Under the hood, both phones share a 4 nm chip architecture and identical RAM amounts, but their real-world performance tells a differentiated story. The Motorola Edge 60 Fusion's MediaTek Dimensity 7300 scores 738,727 on AnTuTu versus 619,557 for the Samsung Galaxy A36 5G's Snapdragon 6 Gen 3 — a roughly 19% gap that reflects a tangible advantage in sustained, compute-heavy tasks like gaming, video editing, and multitasking under load. Geekbench 6 scores, however, are remarkably close (multi-core: 2932 vs 2917; single-core: 1026 vs 1007), confirming that for everyday single-threaded tasks the two chips feel nearly equivalent.
Where the Edge 60 Fusion widens its lead is in GPU and memory performance. Its GPU runs at 1047 MHz compared to the A36's 800 MHz, meaning noticeably faster graphics rendering in demanding games or GPU-accelerated applications. The RAM subsystem is even more striking: the Motorola operates at 6400 MHz DDR5 versus just 2750 MHz on the Samsung — a more than 2x bandwidth advantage that keeps data flowing quickly between the CPU and memory, reducing micro-stutters during intensive use. The Edge 60 Fusion also supports a maximum of 16 GB of RAM versus the A36's 12 GB ceiling, offering more headroom for future configurations.

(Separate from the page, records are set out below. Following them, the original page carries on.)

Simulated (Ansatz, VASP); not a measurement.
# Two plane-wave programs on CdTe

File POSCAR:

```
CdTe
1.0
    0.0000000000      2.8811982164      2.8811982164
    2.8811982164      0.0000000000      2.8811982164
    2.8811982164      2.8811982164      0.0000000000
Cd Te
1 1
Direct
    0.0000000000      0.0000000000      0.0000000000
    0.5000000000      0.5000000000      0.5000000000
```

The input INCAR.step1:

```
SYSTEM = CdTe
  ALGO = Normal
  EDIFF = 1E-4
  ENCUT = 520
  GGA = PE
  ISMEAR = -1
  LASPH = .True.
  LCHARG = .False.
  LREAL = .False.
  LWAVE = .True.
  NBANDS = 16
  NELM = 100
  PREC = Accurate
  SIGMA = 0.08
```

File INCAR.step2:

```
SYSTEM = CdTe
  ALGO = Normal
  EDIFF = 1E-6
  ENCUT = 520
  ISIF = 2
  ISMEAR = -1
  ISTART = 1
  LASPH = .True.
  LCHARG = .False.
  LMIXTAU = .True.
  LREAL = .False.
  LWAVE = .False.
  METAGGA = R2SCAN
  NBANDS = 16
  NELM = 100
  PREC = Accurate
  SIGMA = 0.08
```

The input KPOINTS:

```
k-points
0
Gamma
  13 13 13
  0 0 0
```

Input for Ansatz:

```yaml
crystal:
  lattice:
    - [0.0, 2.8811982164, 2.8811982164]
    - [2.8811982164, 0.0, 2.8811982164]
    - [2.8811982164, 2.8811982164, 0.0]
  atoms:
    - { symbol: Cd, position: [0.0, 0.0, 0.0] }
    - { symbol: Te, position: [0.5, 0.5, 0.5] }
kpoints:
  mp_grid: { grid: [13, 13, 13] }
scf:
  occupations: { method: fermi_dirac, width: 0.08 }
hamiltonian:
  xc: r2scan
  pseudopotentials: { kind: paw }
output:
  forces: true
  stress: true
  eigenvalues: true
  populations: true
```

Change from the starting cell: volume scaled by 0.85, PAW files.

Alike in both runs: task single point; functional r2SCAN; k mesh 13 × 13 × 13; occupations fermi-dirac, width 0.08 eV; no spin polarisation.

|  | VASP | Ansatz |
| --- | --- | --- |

Storage is another decisive point: the Edge 60 Fusion comes with 512 GB of internal storage — double the A36's 256 GB — which is a practical, everyday differentiator for users who store large media libraries or avoid cloud reliance. Taken together, the Motorola Edge 60 Fusion holds a clear and consistent performance advantage across GPU speed, memory bandwidth, storage capacity, and peak workload benchmarks.